VLDB 2020: TiDB, A Raft-based HTAP Database
At PingCAP, our goal is to build a database that is a single, real-time source of truth so that the applications and the businesses on top of it can adapt to uncertainty. As we built TiDB, we benefited from databases and distributed systems research such as Raft and Spanner. Along the journey, we've developed some novel ideas, and we are thrilled to contribute them back to the academic community.
A group of our engineers have summarized what we've learned in a new research paper, "TiDB: A Raft-based HTAP Database." In this paper, we propose TiDB as a Hybrid Transactional and Analytical Processing (HTAP) database, a "one size fits many" solution for OLTP and OLAP applications.

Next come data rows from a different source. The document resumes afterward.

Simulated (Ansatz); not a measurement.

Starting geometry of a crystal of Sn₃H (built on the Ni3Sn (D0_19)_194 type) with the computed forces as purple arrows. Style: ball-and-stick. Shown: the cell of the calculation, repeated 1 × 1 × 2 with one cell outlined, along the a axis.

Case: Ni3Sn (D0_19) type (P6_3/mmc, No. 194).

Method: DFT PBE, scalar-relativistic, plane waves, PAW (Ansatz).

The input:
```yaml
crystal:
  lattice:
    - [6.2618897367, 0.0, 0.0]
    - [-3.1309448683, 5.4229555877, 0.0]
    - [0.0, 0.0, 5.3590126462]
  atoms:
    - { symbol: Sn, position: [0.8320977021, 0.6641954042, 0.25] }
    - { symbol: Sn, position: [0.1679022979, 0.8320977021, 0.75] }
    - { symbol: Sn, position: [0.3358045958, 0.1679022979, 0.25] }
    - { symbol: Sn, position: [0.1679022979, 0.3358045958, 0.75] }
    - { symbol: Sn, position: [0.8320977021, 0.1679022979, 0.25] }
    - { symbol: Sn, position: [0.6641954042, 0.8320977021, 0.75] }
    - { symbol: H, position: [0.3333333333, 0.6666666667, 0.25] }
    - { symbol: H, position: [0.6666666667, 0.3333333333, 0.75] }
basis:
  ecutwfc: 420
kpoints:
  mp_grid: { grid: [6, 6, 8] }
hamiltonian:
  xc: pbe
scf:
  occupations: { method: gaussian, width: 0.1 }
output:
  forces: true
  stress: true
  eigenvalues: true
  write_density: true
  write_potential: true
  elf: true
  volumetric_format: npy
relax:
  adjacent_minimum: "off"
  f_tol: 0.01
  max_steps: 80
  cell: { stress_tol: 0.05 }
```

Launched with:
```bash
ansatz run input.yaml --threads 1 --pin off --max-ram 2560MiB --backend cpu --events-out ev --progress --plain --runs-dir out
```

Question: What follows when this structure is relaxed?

HTAP databases require processing transactional and analytical queries in isolation to remove the interference between them. To achieve this, it is necessary to maintain different replicas of data specified for the two types of queries. To this end, we propose extending replicated state machine-based consensus algorithms to provide consistent replicas for HTAP workloads. Based on this novel idea, we present a Raft-based HTAP database: TiDB.
The figure above shows the key architecture of TiDB. TiDB is built on a multi-Raft storage system which consists of a row store (TiKV) and a column store (TiFlash). The row store is built based on the Raft algorithm to materialize updates from transactional requests. In particular, it asynchronously replicates Raft logs to learners which transform row format to column format for tuples, forming a column store. This column store allows analytical queries to read fresh and consistent data in real time. On the top of this storage system, we build an SQL engine to optimally access TiKV and TiFlash for HTAP queries. Comprehensive experiments show that TiDB achieves isolated high performance under CH-benCHmark, a benchmark focusing on HTAP workloads.
TiDB presents an innovative solution that helps consensus-algorithm-based NewSQL systems evolve into HTAP systems. NewSQL systems ensure high availability, scalability, and data durability for OLTP requests by replicating their database like Google Spanner and CockroachDB. They synchronize data across data replicas via replication mechanisms typically from consensus algorithms. Based on the log replication, NewSQL systems can provide a columnar replica dedicated to OLAP requests so that they can support HTAP requests in isolation like TiDB.
We believe that the future of the database is about unification, adaptiveness, and intelligence. When we face uncertainty in the future, we will have the unified infrastructure to adapt intelligently. We hope that "TiDB: A Raft-based HTAP Database" can inspire researchers and software engineers to make the future come earlier. The paper will be published in August, 2020, in PVLDB, Volume 13, Issue 12. We also look forward to discussing the paper with you at VLDB 2020.
We would like to offer a big "thank you" to authors and reviewers of the paper. We also want to thank the many contributors and users in our TiDB community. You have made TiDB what it is today, and you will continue to make it better tomorrow.